Newcastle, U.S. men's national team defender and Washington native DeAndre Yedlin revealed his grandfather is "glad" the 26-year-old does not live in the U.S. in the wake of the killing of George Floyd.
Protests have been held across the U.S. for multiple days after Floyd, a Black man, died last Monday in Minneapolis police custody after an officer pressed his knee into Floyd's neck for several minutes, even as Floyd said he couldn't breathe.
Officer Derek Chauvin, who was fired from his job, was charged with third-degree murder and second-degree manslaughter on Friday. The three other officers present, also fired, have not been arrested.
Yedlin, who moved from Seattle to join Tottenham in England in 2015, said he's been thinking about a text message from his grandfather for days.
"My grandfather texted me and told me he's glad that I am not living in the U.S. right now because he would fear for my life as a young black man," Yedlin said in a series of tweets.

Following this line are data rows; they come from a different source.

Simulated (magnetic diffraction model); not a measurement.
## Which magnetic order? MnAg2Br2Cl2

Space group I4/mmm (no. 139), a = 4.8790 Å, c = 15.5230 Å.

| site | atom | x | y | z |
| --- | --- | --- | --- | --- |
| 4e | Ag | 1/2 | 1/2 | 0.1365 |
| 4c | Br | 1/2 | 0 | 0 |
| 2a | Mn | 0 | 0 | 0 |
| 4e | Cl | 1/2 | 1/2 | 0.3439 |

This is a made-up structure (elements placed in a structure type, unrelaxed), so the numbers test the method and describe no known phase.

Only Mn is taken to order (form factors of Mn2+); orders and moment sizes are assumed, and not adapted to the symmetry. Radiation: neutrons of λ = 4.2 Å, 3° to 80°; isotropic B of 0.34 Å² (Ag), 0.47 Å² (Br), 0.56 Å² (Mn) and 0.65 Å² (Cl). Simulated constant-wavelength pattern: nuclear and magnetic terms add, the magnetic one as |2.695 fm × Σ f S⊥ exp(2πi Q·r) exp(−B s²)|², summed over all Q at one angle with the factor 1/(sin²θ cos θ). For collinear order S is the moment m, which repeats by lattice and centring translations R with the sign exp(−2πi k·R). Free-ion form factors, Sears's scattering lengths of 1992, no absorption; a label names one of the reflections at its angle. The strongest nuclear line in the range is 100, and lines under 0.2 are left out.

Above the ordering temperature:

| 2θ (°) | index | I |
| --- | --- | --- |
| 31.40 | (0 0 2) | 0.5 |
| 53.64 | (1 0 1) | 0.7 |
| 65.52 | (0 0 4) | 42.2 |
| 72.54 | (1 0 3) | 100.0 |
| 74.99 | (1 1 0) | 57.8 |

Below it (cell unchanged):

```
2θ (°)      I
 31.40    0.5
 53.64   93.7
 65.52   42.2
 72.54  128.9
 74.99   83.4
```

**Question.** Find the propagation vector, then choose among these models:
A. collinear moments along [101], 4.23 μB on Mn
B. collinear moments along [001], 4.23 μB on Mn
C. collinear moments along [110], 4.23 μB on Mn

"He was born in 1946, lived through the civil rights movement, lived through some terribly racist times in U.S. history, and now 70 years later he STILL fears for the life of his black grandchild, in the country he and his grandchild were born in...I remember being in elementary school, and having to recite the Pledge of Allegiance which ends 'with liberty and justice for all.'
"Every American needs to ask themselves, is there "liberty and justice for all" and if their answer is yes, then they are part of the problem. In no way are we asking black lives to matter more than white lives, all we’re asking is we are seen as equal, as more than 3/5 of a man, as humans. My heart goes out in solidarity to George Floyd, his family, and all of the countless number of victims that have had their lives taken at the hands of meaningless police brutality."
On Tuesday, Newcastle tweeted a photo of players taking a knee in a gesture of support following Floyd's death.
Liverpool players extended the same gesture Monday at Anfield Stadium, and several teams are marking "Blackout Tuesday," a day for businesses to pause and reflect in the wake of Floyd's death.